Outgoing Africa Development Bank director general for the East Africa regional development and business delivery office Gabriel Negatu spoke to Njiraini Muchira on his three-year tenure in the region.
How would you sum up your time as AfDB’s point man in East Africa?
I am grateful for the opportunity to have served here. For me it has been a credible journey. There was no better time to serve the region than now when governments are reform minded and economies are growing.
Governments understand what needs to be done politically and socio-economically to advance their respective nations. These reforms include managing debt, containing borrowing, putting borrowed money into proper use, investments in infrastructure, liberalisation of policies to attract investments and measures to ease doing business.
Politically, democracy is taking root and transfer of power has become a major event that is no longer bloody. These reforms signal that East Africa is rising and continues to be the fastest growing on the continental—a trajectory that will see countries achieve middle income status in a very short period.
You have presided over a period when the profile of AfBD has risen significantly. How did you achieve this?
The best decision the bank took was to bring it closer to its clients. In addition to the nine country offices in East Africa, we decided to open a regional hub that decentralised not only the office but also the authority, the budget, the decision-making and staff.
That meant the bank has become more visible and has been able to achieve a lot in financing infrastructure, health, education, agriculture and even in advisory services.
What is AfDB’s portfolio in the region?
In this region we have a portfolio of $10 billion. That amount has helped to impact, illuminate, connect and change the lives of millions of people.
The projects we are financing such as roads transform lives by providing farmers easy access to markets for their produce. The electrification we are able to support through the last mile connectivity concept helps to run health centres and facilitate small scale enterprises.
What project in the region are you most proud about?
I am proud of all the projects we have financed but I can also easily say the last mile electricity connectivity in Kenya stands out.
Recently, we visited a home where a 77-year old couple got connected to the national grid for the first time. The smile and the tears on their faces said how much impact the project has had. This makes me very proud. At the rate we are going, Kenya will be the first African country to achieve universal electricity access.

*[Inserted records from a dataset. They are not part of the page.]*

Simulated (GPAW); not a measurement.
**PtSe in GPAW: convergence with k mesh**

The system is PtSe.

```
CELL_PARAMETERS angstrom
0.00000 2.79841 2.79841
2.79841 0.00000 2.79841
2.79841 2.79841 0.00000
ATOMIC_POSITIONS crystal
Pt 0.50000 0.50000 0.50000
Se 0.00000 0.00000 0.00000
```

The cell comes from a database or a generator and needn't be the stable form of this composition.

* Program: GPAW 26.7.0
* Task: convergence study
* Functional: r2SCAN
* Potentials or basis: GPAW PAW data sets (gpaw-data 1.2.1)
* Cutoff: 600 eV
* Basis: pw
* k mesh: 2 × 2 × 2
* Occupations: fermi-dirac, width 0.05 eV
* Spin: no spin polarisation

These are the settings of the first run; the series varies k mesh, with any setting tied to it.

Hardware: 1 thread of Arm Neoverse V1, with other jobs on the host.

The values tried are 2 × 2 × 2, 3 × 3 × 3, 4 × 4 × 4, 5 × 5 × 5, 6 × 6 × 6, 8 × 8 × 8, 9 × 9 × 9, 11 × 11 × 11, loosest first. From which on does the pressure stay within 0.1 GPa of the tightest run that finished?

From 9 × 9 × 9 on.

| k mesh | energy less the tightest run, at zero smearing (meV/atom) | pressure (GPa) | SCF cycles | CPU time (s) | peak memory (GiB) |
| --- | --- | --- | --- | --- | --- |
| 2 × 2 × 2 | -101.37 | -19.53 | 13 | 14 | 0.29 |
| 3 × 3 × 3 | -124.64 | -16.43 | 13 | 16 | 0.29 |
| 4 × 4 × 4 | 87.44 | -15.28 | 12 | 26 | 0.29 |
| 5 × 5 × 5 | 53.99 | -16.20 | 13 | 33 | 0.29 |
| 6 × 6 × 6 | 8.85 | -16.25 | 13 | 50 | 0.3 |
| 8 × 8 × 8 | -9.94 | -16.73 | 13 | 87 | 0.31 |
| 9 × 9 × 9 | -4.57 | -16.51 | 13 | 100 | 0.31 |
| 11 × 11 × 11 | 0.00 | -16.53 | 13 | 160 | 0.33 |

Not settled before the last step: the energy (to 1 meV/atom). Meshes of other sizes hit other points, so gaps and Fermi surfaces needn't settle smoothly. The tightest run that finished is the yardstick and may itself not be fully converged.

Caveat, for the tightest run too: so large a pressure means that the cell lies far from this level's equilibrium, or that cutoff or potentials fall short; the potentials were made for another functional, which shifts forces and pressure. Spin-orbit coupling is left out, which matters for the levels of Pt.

Which project was the most challenging?
All our projects have had challenges, which are there for us to surmount, not to lament about. The Lake Turkana Wind Project was full of challenges but the co-operation between the bank, the government of Kenya and the sponsors enabled us to prevail in the end. We can look back and say there were challenges but they did not stop us from achieving the goal.
AfDB has come under criticism for focusing on infrastructure funding and ignoring agriculture. Comment.
It is true we focus largely on infrastructure but the kind of infrastructure we build enables agriculture. When we build a road from the farm gate to the market, it greatly contributes to agriculture productivity by ensuring fresh produce gets to markets on time and reduces waste.
We are also supporting irrigation systems. For us, the focus is on the infrastructure aspect of agriculture such as building irrigation systems, silos and abattoirs. This is our contribution to agriculture.
AfDB is financing the Ethiopia-Kenya interconnector whose implementation is behind schedule. Comment.
The Ethiopian side is finished and I know where the delays are on the Kenyan side. One and most significant factor is that there is no land access issue in Ethiopia. Land belongs to the state. In Kenya land is privately held and there are compensation negotiations for wayleaves. That has caused delays.
There has also been a problem with the contractor. We need to understand there is no such thing as a project with no problems.
The transmission line is now almost complete under budget and it will commence transmission of power and connect to Tanzania which will connect to Zambia and all the way to Cape Town.
Connecting the East Africa power pool and the Southern African power pool is crucial in facilitating power trade.
Do you consider the bank’s $10 billion portfolio to have contributed to debt burden in the region?
In the case of Kenya, we are not worried about debt stress. It is something to be watched closely and carefully, but it is not an alarming issue.
Kenya’s debt has grown but so has the economy. The loans are also not being used to pay wages and build frivolous things. They have been used in projects like the standard gauge railway, last mile connectivity and will help Kenya become a middle status country.
Across the region one or two countries’ debts have reached unsustainable levels and they have ceased borrowing. The good news is that investments have gone to the right areas.
Are you happy with the rate of EAC integration?
East Africa is the most integrated region in the whole of Africa. But having said that, I am personally not satisfied with the level of integration compared with what it could be.
The non-tariff barriers that exist need to be brought down; partner states should allow greater trade, more mobility of people, capital and goods so that we work towards a unified and prosperous East Africa.
Integration is the only game in town and our economies are too small and not diversified enough to stand on their own. Either we rise together or we sink together. No one country can be an island in this region.
How would you describe the role of China in the region?
China is a long-standing partner in Africa and has become much more engaged and more active in recent years. This reflects its own growth and prosperity that has enabled it to spread its influence across the world.
China has been a partner for many African countries and has helped the continent build critical infrastructure.
We have to access our relationship with China from a standpoint of our advantage. Because of what China has done, the rest of the world is looking at Africa more critically, more re-engaged.
China has given Africa visibility and has shown Africa can be a good investment decision that offers good returns.